Review: 'Under the Sea 3D'

Latest IMAX 3D adventure puts you nose to nose with a dazzling array of sea creatures and makes you wish the movie were longer.

|
Jeff Wildermuth/IMAX
Hopkins Islands Australian Sea Lions in Under The Sea 3D.

I'm a sucker for 3D Imax movies, even the bad ones. When they're good, case in point "Under the Sea 3D," they're sublime. This film comes about as close to snorkeling beneath the Southern Hemisphere as you are likely to get without diving equipment.

Director Howard Hall, who first took IMAX 3D cameras underwater for the 1994 feature "Into the Deep," and in 2006, made "Deep Sea 3D," is at it again. In the latter film, he whooshed us beneath the waters off the Baja Peninsula, the Gulf of Mexico, Hawaii, and the Bahamas. Here, he set his sights on Papua New Guinea, southern Australia, the Great Barrier Reef, and the waters around Indonesia in the Coral Triangle.

Ostensibly this ecofriendly film is a call to action. It might have been subtitled "Save the Coral Reefs." The narration, straightfacedly supplied by Jim Carrey, offers up info on protecting the marine environment.

All this is good and necessary, but, in going overboard, let's not go overboard. I certainly hope "Under the Sea 3D" rescues the reefs but, more than that, it rescued my moviegoing. Just when I was resigned to my early-year movie blahs, here's a film that makes your eyes pop.

Hall spent more than 350 hours underwater and 110 days at sea and ended up with almost 10 hours of raw footage, of which he used about 40 minutes. (Each dual roll of IMAX film can only record three minutes.) Even allowing for the expense and the arduousness of the filmmaking – 8,000 pounds of equipment and a 1,300-pound camera – the film's running time is still way too short.

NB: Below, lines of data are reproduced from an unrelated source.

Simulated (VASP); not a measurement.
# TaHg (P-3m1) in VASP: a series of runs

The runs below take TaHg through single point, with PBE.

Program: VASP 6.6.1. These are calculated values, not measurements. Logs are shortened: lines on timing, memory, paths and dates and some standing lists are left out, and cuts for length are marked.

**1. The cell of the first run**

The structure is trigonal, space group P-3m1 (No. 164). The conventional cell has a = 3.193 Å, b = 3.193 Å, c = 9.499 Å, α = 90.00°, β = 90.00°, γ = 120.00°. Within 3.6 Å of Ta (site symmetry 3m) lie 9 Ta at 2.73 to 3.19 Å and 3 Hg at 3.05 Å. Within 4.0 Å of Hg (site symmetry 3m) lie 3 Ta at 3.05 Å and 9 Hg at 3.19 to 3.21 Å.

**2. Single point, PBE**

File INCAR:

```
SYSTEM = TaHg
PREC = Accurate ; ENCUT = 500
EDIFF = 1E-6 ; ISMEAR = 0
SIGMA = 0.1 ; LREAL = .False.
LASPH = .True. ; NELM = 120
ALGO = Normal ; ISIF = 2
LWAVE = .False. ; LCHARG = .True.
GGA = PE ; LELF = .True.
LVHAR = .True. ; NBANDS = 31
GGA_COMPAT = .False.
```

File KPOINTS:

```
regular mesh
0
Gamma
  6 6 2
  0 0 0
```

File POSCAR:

This is the only movie I've seen all year that I wished was longer.

"Under the Sea 3D" is a beautiful reminder that movies can take us to places we've never been before. There are still worlds to conquer out there that don't require the gussying up of CGI effects to hold our attention.

Hall puts us face to face, nose to nose, with a dazzling array of sea creatures – a couple of courting frogfish, a newly discovered species of lionfish, a Winderpus octopus and a magnificent Crown jelly-fish. He also filmed crocodile fish, blue-spotted stingrays, epaulette sharks that use their fins to walk the ocean floor, shape-shifting cuttlefish, great white sharks, and sea lions so playful they nuzzle the camera. Best is the wavy field of garden eels, each over six feet high – a truly supernal sight.

I was grateful to Hill for not including undue footage of aquatic attacks. I hate it when nature documentaries overdose on carnage. It's the rare Discovery Channel or Animal Planet documentary that doesn't feature a zebra being chomped by a lion. When Carrey informs us here that sharks like to dine out on sea lions, I was concerned. Mercifully, we're spared the smorgasbord.

There's plenty for us to feast on in "Under the Sea 3D" without drawing a single drop of blood. If you have small children, you'd be crazy not to take them to this film.

At the very least, bring yourself. Flippers optional. Grade: A (Rated G.)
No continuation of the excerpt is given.